Sportscaster Marv Albert Has Received a Suspended Sentence; He Won’t Go to Jail After
Sportscaster Marv Albert Has Received a Suspended Sentence; He Won’t Go to Jail After Pleading Guilty to AssaultBy ANNE GEARAN
ARLINGTON, Va. (AP) _ Former NBC sportscaster Marv Albert was spared jail time today and told his conviction for biting a longtime lover will be dropped if he stays out of trouble for a year.
Albert apologized in court to Vanessa Perhach, who accused him of sexual assault in a hotel room encounter in February.
``I’ve known Ms. Perhach for 10 years,″ Albert said. ``We’ve had this relationship. As I said a moment ago, I’m sorry if she felt she was harmed.″
State Judge Benjamin N.A. Kendrick rejected prosecutors’ request that Albert serve a short jail term. Albert, 56, faced up to one year in jail and a $2,500 fine. He pleaded guilty last month to assault and battery, abruptly ending two days of lurid and humiliating testimony about his sex life. Prosecutors dropped a felony sodomy charge in return.

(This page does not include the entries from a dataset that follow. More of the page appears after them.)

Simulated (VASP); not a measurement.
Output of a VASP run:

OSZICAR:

``I have to say that finally common sense has prevailed in this case,″ defense attorney Roy Black said after the judge deferred sentencing.
After prosecutors called Albert to the stand, the judge refused to have them go over details that emerged at the trial. Deputy Commonwealth’s Attorney Arthur Karp asked Albert if he believed the Feb. 12 encounter was wrong, and Kendrick cut him off.
``He said he’s sorry she was hurt,″ Kendrick said. ``What else can an individual say?″ The judge said he was convinced Albert understands the gravity of what he did.
``In the past, there was consensual biting,″ Albert said. ``On this particular evening, I did not realize until her testimony that she felt she was harmed.
``For that I am sorry.″
During his testimony, Perhach quietly shook her head. Later, when prosecutor Richard Trodden described the attack, Perhach wept softly on the shoulder of a female friend.
Albert stopped briefly to thank his supporters as he left Arlington County Circuit Court with his fiancee, Heather Faulkiner.
``This has been a most difficult time for myself, my fiancee, my family,″ Albert said. ``As to the future, I’m just looking to put the pieces of my life back together and eventually restore my broadcasting career.″
``We are hopeful that the tabloid aspect of this case is now over,″ Black said.
Perhach testified in Albert’s trial last month that he became angry when she refused his request to bring a man with her to his hotel room for three-way sex. She said he threw her across a bed, bit her back savagely and forced her to perform oral sex.
At an emergency room later, she was treated for more than a dozen bites on her back.
Another woman, Patricia Masten, testified in Albert’s trial that he called her to his room in a Dallas hotel, greeted her in women’s panties and a garter belt and tried to force her to perform oral sex.
Masten was disappointed by the outcome.
``I feel that my main concern is I hope that other females will not be discouraged by this sentencing,″ Masten said. ``My concern also is that he was a role model. There are a lot of very young people who look up to role models. What kind of a message are we sending out to the children today? Is it, `Do whatever you want to whomever you want at any time you want and you walk away free?′ ″
At the trial, Albert’s lawyers tried to discredit Perhach, claiming she was a liar and a schemer who set out to trap Albert to seek civil damages in a lawsuit.
Perhach’s lawyer, Dan Morisette, said his client was satisfied with the sentence.
``She is most satisfied with the fact that he finally said he is sorry, more than with what the judge did or didn’t do,″ Morisette said.
Black said he expects Perhach to sue Albert. But Morisette said he is not ready to discuss a possible lawsuit.
Albert’s defense was damaged when a tape of her sobbing, choking telephone call to a 911 operator was played in court. Then, Masten testified as a surprise witness, and the defense decided to cut short the trial with a plea bargain.
NBC fired Albert within hours. He resigned from his job as a television announcer for basketball’s New York Knicks and hockey’s New York Rangers on the Madison Square Garden Network.